D.C. wastewater no longer going to waste

by Mary Caperton Morton
Thursday, January 14, 2016

In 2015, D.C. Water, which treats wastewater from Washington, D.C., and the Maryland and Virginia suburbs, began using a thermal hydrolysis treatment system to convert sewage into electricity. Credit: D.C. Water.

D.C. Water & Sewer Authority, which treats sewage from Washington, D.C., as well as from the Maryland and Virginia suburbs ringing the city, is the biggest consumer of electricity in the U.S. capital. But last September, D.C. Water began creating its own power, becoming the first utility in the country to convert sewage into electricity.

The system behind this conversion was originally developed in Norway and involves a dewatering building, 32 sleek thermal hydrolysis vessels, four 24-meter-tall anaerobic digesters that each hold about 14,000 cubic meters of solids, and three turbines the size of jet engines. Together, the technology works like a giant pressure cooker that breaks down solid waste, producing copious amounts of methane gas, which is combusted to drive the electricity-generating turbines. At the end of the process, the leftover solids are cooked down into a bio-solid that can be used as compost in urban gardens.

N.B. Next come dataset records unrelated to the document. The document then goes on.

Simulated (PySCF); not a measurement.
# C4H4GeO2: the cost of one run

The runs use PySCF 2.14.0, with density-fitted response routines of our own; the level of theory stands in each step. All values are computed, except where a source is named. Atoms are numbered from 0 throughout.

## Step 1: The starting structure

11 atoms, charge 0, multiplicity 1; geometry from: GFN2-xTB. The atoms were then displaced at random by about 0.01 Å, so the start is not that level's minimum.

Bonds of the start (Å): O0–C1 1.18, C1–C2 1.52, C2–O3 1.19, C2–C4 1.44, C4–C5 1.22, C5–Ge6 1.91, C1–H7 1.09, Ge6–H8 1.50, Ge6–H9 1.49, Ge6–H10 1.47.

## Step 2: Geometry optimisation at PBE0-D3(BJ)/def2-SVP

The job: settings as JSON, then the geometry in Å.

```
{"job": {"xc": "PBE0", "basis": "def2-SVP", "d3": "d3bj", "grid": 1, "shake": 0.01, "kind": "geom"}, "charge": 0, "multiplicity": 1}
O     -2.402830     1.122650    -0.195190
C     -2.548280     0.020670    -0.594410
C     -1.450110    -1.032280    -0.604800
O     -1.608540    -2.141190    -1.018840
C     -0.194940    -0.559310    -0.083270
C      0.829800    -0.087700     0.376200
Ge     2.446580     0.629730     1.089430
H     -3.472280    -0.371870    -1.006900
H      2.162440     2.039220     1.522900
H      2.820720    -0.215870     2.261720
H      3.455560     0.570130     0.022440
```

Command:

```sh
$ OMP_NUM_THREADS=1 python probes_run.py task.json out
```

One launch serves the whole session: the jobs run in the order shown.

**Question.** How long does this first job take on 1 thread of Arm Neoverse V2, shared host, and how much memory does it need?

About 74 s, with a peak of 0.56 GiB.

D.C. Water officials say the $470 million system, which took four years to build, will save the city about $10 million annually and shrink the plant’s overall carbon footprint by one-third. It may find application in other major cities as well; on average, water and sewer utilities account for about 4 percent of the country’s overall energy usage, and they’re the single largest energy consumers in most communities.

“This project embodies a shift from treating used water as waste to leveraging it as a resource,” said D.C. Water CEO and General Manager George S. Hawkins, in a statement. “We are proud to be the first to bring this innovation to North America for the benefit of our ratepayers, the industry and the environment.”